Using Musical Themes In Your Writing

Long before I got serious, um, serious-ish, about writing, I was a musician. And before I was a musician, I was a music fan. Consequently, I find my writing infused with musical themes, on various levels.

I have always been struck by Stephen's King's work ethic. Write ten pages a day, he points out, and you'll have a novel every two months or so. I don't work like that. But he has also stated that he loves to blast music while he writes, often metal or classic rock. The Talisman, for example, has an extended sequence during which he listened to Creedence Clearwater Revival's “Run Through The Jungle” as he wrote, and it seems to have had a noticeable influence. The text doesn't give it away, but when you learn about that and read it, wow. He sort of transcribed music into prose.

I also don't do that. I tend to write in silence. But at the same time, my books are usually not too removed from the world of music. I've done that in several different ways, now that I think about it.

Least often, I just write about music. In Pageburner, Paige attends a Bad Brains concert in New Orleans. This afforded me an opportunity to talk about one of the best concerts I have ever attended, while at the same time, driving both the plot and character development.

But music is also a part of Paige's life. She listens to The Cure at home alone, wallowing in self-pity. Her friend Bryce sends her MP3s of his nerd raps. When she goes clubbing, it's retro night, where she gets down to Lords of Acid and other bands that invoke feelings of nostalgia in her. I think these details add an air of realism. Consider how many novels you've read in which no one ever listens to music at all.

On a slightly more sneaky level, I interjected bits of old school rap lyrics into the text itself. It's seriously understated, but if you have a depth of knowledge about that genre, you'll encounter little phrases throughout the book that might make you smile. It's sort of a secret club. I'm not sure if any such fans have read that one, but still. It's nice to know they're there, just in case.

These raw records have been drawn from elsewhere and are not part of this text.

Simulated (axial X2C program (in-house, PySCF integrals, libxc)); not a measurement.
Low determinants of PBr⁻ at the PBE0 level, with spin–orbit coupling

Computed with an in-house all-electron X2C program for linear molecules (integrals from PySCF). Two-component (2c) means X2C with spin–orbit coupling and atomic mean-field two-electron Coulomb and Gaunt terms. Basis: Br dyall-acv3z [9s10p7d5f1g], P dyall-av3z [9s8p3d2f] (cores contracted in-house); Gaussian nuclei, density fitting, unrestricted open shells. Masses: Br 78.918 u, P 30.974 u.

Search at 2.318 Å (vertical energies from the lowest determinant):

At other times, I have used a song as the basis for an entire novel. Radar Love is sort of an expanded telling of 'Life in the Fast Lane' by The Eagles. I'm not even sure how that happened, but I use snatches of verse to introduce chapters, and there's an amazing correlation there, however unintentional. This is sort of the main theme, but there are also leitmotifs that support the overall arrangement. One of my favorite parts involves Don Henley himself, actually. I'm pretty proud of the way that one worked out. I really need to get a copy to him so he can sue me or whatever.

Hurricane Regina can be said to be my Bjork novel. The character herself is named for The Sugarcubes' song 'Regina', and there is the additional use of a Sugarcubes song in the course of the romance that develops as the story progresses. Rapture is a location in the book which comes directly from that lyric. A record store in Iceland, in fact, sets the stage for a pivotal scene, which was originally the ending. It turned out to be the mid-point of the story, and I'm glad I pushed on. And if you're really paying attention, Bjork herself makes a tiny cameo appearance.

One of my later, unfinished-as-of-yet experiments is a retro piece set in the 80s thrash metal era. Chapter one is purely Mercyful Fate's 'Don't Break The Oath', and I think I listened to that album twenty times in between writing that single chapter alone. The music helps to define the character of the female protagonist, and also serves as a friction point between her and her ostensible love interest.

Perfect Me has a few nods to comedic genius Rappy McRapperson (the character President Gorlax), and my own former metal band, Gortician, which has evolved into a planet and a race of people. The sequel, Cure for Sanity, takes a slightly more serious approach in a sub-plot, which involves some lyrics invoking nasty Lovecraftian beasts from beyond.

I guess this is an extension of 'Write what you know', or perhaps, 'Write what you love'. I think music can be an effective shorthand in conveying certain feelings, and finding a common ground between author and reader. There is a danger, I suppose, in placing too much burden on such devices, and having the meaning lost on readers who don't know what you're referring to. But I strive to find a balance that doesn't make the story dependent on them, but instead uses them as enhancements.

Do you have a favorite piece of music that invokes feelings within you? Explore it in your work. Properly employed, they can add a rich layer of meaning to your writing. At worst, you might get a cease and desist letter from The Eagles. Win/win, I say.